Loogle searches Lean and Mathlib definitions and theorems.

You can use Loogle from within the Lean4 VSCode language extension using (by default) Ctrl-K Ctrl-S. You can also try the #loogle command from LeanSearchClient, the CLI version, the Loogle VS Code extension, the lean.nvim integration or the Zulip bot.

Usage

Loogle finds definitions and lemmas in various ways:

1. By constant:
   🔍 Real.sin
   finds all lemmas whose statement somehow mentions the sine function.

2. By lemma name substring:
   🔍 "differ"
   finds all lemmas that have "differ" somewhere in their lemma name.

3. By subexpression:
   🔍 _ * (_ ^ _)
   finds all lemmas whose statements somewhere include a product where the second argument is raised to some power.

   The pattern can also be non-linear, as in
   🔍 Real.sqrt ?a * Real.sqrt ?a

   If the pattern has parameters, they are matched in any order. Both of these will find List.map:
   🔍 (?a -> ?b) -> List ?a -> List ?b
   🔍 List ?a -> (?a -> ?b) -> List ?b

4. By main conclusion:
   🔍 |- tsum _ = _ * tsum _
   finds all lemmas where the conclusion (the subexpression to the right of all → and ∀) has the given shape.

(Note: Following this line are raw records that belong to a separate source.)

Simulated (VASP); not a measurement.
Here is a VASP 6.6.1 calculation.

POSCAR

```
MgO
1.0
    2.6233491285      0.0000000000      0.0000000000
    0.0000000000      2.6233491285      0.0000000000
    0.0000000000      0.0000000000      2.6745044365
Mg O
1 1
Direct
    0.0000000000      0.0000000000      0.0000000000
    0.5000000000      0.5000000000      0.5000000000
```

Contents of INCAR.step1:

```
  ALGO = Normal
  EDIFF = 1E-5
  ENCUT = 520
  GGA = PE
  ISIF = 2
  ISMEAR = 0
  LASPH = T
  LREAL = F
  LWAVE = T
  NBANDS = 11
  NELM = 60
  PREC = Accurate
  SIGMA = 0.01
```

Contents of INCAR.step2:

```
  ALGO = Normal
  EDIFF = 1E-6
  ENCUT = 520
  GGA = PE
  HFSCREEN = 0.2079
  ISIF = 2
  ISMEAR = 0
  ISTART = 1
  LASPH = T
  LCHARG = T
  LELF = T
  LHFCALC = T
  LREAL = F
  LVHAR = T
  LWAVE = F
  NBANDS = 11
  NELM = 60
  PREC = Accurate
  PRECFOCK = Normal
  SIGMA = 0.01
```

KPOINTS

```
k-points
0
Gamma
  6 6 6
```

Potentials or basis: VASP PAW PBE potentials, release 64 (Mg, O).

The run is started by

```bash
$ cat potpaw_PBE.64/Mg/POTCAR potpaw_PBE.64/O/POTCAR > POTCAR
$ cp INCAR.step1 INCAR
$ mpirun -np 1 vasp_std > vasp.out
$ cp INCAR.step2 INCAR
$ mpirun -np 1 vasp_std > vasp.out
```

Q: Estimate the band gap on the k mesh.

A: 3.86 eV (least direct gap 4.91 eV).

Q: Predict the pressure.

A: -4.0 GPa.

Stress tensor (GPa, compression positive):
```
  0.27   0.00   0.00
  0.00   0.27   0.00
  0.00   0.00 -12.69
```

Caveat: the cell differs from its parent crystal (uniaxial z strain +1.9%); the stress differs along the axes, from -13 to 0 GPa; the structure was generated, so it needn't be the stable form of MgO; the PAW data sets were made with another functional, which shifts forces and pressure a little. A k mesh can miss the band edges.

   As before, if the pattern has parameters, they are matched against the hypotheses of the lemma in any order; for example,
   🔍 |- _ < _ → tsum _ < tsum _
   will find tsum_lt_tsum even though the hypothesis f i < g i is not the last.

If you pass more than one such search filter, separated by commas Loogle will return lemmas which match all of them. The search
🔍 Real.sin, "two", tsum, _ * _, _ ^ _, |- _ < _ → _
would find all lemmas which mention the constants Real.sin and tsum, have "two" as a substring of the lemma name, include a product and a power somewhere in the type, and have a hypothesis of the form _ < _ (if there were any such lemmas). Metavariables (?a) are assigned independently in each filter.

The #lucky button will directly send you to the documentation of the first hit.

Source code

You can find the source code for this service at https://github.com/nomeata/loogle. The https://loogle.lean-lang.org/ service is provided by the Lean FRO.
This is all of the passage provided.